“Basetrack,” a new entrepreneurial work

What is the lifetime track of an entrepreneur? As someone who is on the path to become one, all that I can hope for is success. What do I mean by success? For me it is one five-letter word…MONEY. Not in the sense of becoming a millionaire but having financial security. But if you already have financial security and have accomplished the life goals you have set for yourself, where do you go next? One opinion is to a work on a project you can put your whole heart behind. This is how “Basetrack” was created. Although I am not 100% sure what the project hopes to accomplish, my take away from the performance is that it is a project about what it means to be in the military in this day and age, and uses modern technology, both musically and visually, to tell this story.

“Basetrack” is the most recent project produced by Anne Hamburger, who has worked in several very diverse worlds within the arts: starting her own non-profit theatre in New York City, and creating an international division at Disney to produce the stage shows, fireworks and parades for the parks all over the globe. She recently left Disney and has become involved with “Basetrack,” a project that confronts a universal topic: the military. War has shaped the United States since it’s inception, and is a major component of our history. However, due to advancements in technology, the creation and popularity of social media, and the broadened spectrum of cable channels and news sources, the variety of sources and availability of information is higher than its ever been. In comparison to the 1960s and 70s, when Walter Cronkite’s nightly news broadcast was showing the first color images of the war in Vietnam, today we are bombarded with not only news casts and radio, but pictures and video, tweets and blog posts, all 24 hours a day, providing almost instant information about what is going on around the globe. To me, this was the thing “Basetrack” spotlighted the most. It uses the juxtaposition of projected pictures, video and recorded interviews of both service men in combat and their wives and/or girlfriends at home. The media is projected on a screen over a stage where a quartet of live musicians orchestrates the score by mixing live, deejayed and pre-produced musical elements together. In addition, there are 2 live actors, portraying a couple, who tell their story through both live action narration and a live video feed from a computer camera, which is then projected on to the screen above while the audience can see the actress sitting on stage and talking into the camera.

My biggest fear about producing a work of this kind is that it seems to perpetuate untrue stereotypes about the military, especially the roles of the males and females and what roles they play in the military. This piece did not do anything to change the view point that men are those who go to war and women are the ones who stay home and take care of the family while the man is away. Not only has this story been told, it is not an accurate portrait of the military today where women make up 14.6% of all active duty personnel. For a performance that has so many other evolutionary, cutting edge technical and musical elements, I was disappointed that this part of the narrative did not evolve as well.

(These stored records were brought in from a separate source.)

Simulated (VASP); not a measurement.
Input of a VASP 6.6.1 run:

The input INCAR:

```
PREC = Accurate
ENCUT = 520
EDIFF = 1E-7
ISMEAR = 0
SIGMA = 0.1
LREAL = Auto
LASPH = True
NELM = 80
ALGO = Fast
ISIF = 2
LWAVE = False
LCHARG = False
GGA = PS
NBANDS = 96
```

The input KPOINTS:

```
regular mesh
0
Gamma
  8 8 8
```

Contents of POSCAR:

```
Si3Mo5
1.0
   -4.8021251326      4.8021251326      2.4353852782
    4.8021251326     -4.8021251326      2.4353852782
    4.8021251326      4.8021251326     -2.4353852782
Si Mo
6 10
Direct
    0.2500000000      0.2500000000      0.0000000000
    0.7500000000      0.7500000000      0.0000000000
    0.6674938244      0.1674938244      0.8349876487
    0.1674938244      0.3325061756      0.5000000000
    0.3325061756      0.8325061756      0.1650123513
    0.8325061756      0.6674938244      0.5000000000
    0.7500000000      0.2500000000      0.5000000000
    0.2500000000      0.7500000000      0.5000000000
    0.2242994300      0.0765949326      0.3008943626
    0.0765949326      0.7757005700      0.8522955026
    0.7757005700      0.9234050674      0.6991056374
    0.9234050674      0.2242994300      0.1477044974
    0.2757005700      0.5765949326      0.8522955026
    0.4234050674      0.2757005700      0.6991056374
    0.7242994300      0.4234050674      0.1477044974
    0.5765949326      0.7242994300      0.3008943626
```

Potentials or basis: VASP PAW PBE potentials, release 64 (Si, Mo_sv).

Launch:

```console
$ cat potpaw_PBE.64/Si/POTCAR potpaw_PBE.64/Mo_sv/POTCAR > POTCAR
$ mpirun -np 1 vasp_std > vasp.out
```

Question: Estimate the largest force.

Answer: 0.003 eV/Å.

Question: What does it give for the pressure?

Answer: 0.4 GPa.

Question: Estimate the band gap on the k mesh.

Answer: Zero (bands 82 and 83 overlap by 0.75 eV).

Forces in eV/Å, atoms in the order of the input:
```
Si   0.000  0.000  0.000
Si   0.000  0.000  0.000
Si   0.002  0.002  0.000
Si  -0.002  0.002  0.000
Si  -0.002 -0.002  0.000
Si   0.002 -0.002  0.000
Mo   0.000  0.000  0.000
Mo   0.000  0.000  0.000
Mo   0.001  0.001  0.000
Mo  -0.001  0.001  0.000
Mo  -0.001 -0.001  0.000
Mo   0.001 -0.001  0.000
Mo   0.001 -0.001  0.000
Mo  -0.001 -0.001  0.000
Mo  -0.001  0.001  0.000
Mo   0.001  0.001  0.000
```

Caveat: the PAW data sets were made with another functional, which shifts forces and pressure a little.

Although I am not denying that the project is well produced, having visually stunning media elements and a hypnotic, enchanting score, from an entrepreneur’s point of view, I wonder if that is enough. I enjoyed the music, but overall I did not find it necessary for musicians to be live onstage. The impact of their score would have been the same if it was prerecorded and then the track was played digitally. I also felt like the whole performance did not need to be live. I did not feel any more connected to the characters that were live on stage than I was to those who were shown in the videos. If anything, I felt more drawn to the people in the videos than I did to the characters on stage, mostly because their story felt too scripted where the interviews felt more “real.” Because of these things, if I produced this piece I might have made the whole project a video, widening my audience base as the film could be shown in more places and to more people.

This leads me to a final unanswered question: how is the producer going to measure success for an unconventional piece like this?